Here and for the rest of this section, $n_{R}=\boldsymbol{n}(\unicode[STIX]{x1D711}_{0})\boldsymbol{\cdot }\boldsymbol{e}_{R}(\unicode[STIX]{x1D719})$ , $b_{R}=\boldsymbol{b}(\unicode[STIX]{x1D711}_{0})\boldsymbol{\cdot }\boldsymbol{e}_{R}(\unicode[STIX]{x1D719})$ , analogous expressions hold for $n_{z}$ and $b_{z}$ and $X_{1}$ and $Y_{1}$ are understood to be evaluated at $\unicode[STIX]{x1D711}_{0}$ . (The $\boldsymbol{t}(\unicode[STIX]{x1D711}_{0})\boldsymbol{\cdot }(\ldots )$ component of (4.1) yields (2.27).)

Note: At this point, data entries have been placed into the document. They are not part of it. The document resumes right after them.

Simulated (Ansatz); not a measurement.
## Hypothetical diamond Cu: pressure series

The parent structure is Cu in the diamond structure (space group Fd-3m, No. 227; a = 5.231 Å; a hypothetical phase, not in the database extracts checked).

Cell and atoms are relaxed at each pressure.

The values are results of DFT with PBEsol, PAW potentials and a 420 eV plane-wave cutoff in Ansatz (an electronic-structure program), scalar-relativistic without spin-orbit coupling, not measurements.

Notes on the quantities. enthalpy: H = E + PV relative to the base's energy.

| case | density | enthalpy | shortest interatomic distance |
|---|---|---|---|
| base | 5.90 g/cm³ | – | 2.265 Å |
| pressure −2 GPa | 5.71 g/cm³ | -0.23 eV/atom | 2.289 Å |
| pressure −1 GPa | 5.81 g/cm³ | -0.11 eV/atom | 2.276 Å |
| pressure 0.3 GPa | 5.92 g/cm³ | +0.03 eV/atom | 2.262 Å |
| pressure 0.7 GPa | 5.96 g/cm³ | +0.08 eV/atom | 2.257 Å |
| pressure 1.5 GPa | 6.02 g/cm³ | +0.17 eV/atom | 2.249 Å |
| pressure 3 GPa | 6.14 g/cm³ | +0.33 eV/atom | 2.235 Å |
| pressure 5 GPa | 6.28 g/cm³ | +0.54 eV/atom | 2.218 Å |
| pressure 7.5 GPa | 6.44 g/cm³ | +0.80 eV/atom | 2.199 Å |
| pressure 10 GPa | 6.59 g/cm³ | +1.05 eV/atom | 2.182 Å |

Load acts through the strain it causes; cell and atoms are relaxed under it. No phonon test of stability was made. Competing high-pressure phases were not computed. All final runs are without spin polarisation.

Noting the components of the tangent vector in cylindrical coordinates,

(4.3a-c ) $$\begin{eqnarray}t_{R}=\boldsymbol{t}\boldsymbol{\cdot }\boldsymbol{e}_{R}=R_{0}^{\prime }/\ell ^{\prime },\quad t_{\unicode[STIX]{x1D719}}=\boldsymbol{t}\boldsymbol{\cdot }\boldsymbol{e}_{\unicode[STIX]{x1D719}}=R_{0}/\ell ^{\prime },\quad t_{z}=\boldsymbol{t}\boldsymbol{\cdot }\boldsymbol{e}_{z}=z_{0}^{\prime }/\ell ^{\prime },\end{eqnarray}$$

the determinant of the matrix in (4.2) is

(4.4) $$\begin{eqnarray}n_{R}b_{z}-b_{R}n_{z}=-\boldsymbol{n}\times \boldsymbol{b}\boldsymbol{\cdot }\boldsymbol{e}_{\unicode[STIX]{x1D719}}=-\boldsymbol{t}\boldsymbol{\cdot }\boldsymbol{e}_{\unicode[STIX]{x1D719}}=-R_{0}/\ell ^{\prime }.\end{eqnarray}$$

Hence the inverse transformation is

(4.5) $$\begin{eqnarray}\left(\begin{array}{@{}c@{}}R_{1}\\ z_{1}\end{array}\right)=\frac{\ell ^{\prime }}{R_{0}}\left(\begin{array}{@{}cc@{}}-b_{z} & n_{z}\\ b_{R} & -n_{R}\end{array}\right)\left(\begin{array}{@{}c@{}}X_{1}\\ Y_{1}\end{array}\right).\end{eqnarray}$$

This relation enables the solution of the quasi-symmetry equations in the Frenet–Serret basis to be mapped to cylindrical coordinates. Note that by applying (4.5) and (4.4) to (2.24), we obtain (3.6), and so these equations from the Frenet–Serret and cylindrical coordinates analyses are consistent.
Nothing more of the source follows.